Farm Credit of the Virginias has funded a mini-grant program that will help West Virginia farmers fix hazards that put their children at risk of injury or death.
The Farm Credit Youth Safe Farm Mini-Grant Program will provide grants to farmers whose families are participating in WVU Extension Service’s Youth Safe Farm program. The mini-grants will be awarded through 2013.
“Controlling hazards by fixing equipment and structures on farms can prevent serious injuries to farm children,” said Laura Staley, Farm Credit’s marketing manager.
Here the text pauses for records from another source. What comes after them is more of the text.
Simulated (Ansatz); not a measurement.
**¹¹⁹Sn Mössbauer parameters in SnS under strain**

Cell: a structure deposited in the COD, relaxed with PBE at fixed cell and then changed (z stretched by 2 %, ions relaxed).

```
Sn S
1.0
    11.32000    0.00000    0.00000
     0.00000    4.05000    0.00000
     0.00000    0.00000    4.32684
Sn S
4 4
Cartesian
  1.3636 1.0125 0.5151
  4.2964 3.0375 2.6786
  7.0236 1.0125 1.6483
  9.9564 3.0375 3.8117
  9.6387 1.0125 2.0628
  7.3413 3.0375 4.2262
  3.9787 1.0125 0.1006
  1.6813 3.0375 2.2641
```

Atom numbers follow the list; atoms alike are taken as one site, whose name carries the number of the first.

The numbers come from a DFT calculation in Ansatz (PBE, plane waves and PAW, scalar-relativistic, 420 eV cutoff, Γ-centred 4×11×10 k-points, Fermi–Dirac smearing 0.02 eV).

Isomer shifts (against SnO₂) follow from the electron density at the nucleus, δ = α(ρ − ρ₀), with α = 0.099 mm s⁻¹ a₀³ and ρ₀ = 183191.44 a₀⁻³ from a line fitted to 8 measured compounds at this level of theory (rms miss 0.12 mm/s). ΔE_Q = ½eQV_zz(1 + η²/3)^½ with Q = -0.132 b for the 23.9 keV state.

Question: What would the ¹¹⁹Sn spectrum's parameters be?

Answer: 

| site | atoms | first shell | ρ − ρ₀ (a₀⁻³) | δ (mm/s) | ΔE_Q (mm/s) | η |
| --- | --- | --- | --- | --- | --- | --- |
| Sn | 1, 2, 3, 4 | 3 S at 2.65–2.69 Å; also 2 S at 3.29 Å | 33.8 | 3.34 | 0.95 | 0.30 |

The Youth Safe Farm program, which received $221,000 of funding through the U.S. Department of Agriculture, began recruiting families in late 2009. Forty-two farm families are participating in the program, whose aim is to help youths and families avoid farm related accidents by learning to avoid, correct, or eliminate hazards that lead to injuries and death on farms.
Farmers who complete the eight community-meeting program, conduct risk identification on their farms, and correct hazards during the two-year period will be designated “WVU Youth Safe Farm Families.” Each designated family will receive an official plaque for outdoor mounting.
Paul Becker, WVU Safety and Health Extension specialist, said the funding will enhance the Youth Safe Farm program by providing real dollars to help fix problems that farmers have found on their property through participating in the program.
“We are not only helping farmers to identify the problems on their farms, but now, thanks to Farm Credit, we are able to help them actually find solutions and pay to get them fixed,” Becker said.
Because most West Virginia farms are family-owned and operated and function as only part-time operations, Staley said the need is even greater for youths to participate in the daily activities to keep the farm viable.
“We want to ensure that the next generation of West Virginia farmers are equipped with the knowledge and desire to keep agriculture safe, strong and prosperous,” she said.
Farm Credit of the Virginias provides over a billion dollars in financing to more than 9,000 farmers, agribusinesses and rural homeowners in 96 counties in Virginia, West Virginia and Maryland. Farm Credit makes loans for home purchase and construction, land and farm purchases, equipment, farming expenses, horse and livestock purchases. Other financial services available through Farm Credit are credit life insurance, crop insurance and equipment leasing programs.
Farm Credit of the Virginias works closely with youths throughout the state by sponsoring and hosting youth agricultural programs. Many of Farm Credit’s employees are also actively involved with their local 4-H and FFA programs, Staley said.
“The farm youth of today are our future,” Staley said. “Safe kids, safe farms and a safe supply of locally grown agricultural products lead to a better life in West Virginia for the farm families and the entire state.”
The Farm Credit System is a national network of lending institutions that collectively provide a wide range of financial and lending services to rural America. Farm Credit institutions are cooperatives, capitalized largely through investments made by farmers, ranchers and the rural businesses that borrow from them. Farm Credit helps maintain and improve the quality of life in rural America and on the farm through its constant commitment to competitive lending and expert financial services.
WVU Extension Service provides educational programs in all 55 counties in West Virginia.
Farm Credit’s gift was made through the WVU Foundation, a private non-profit corporation that generates and provides support for West Virginia University.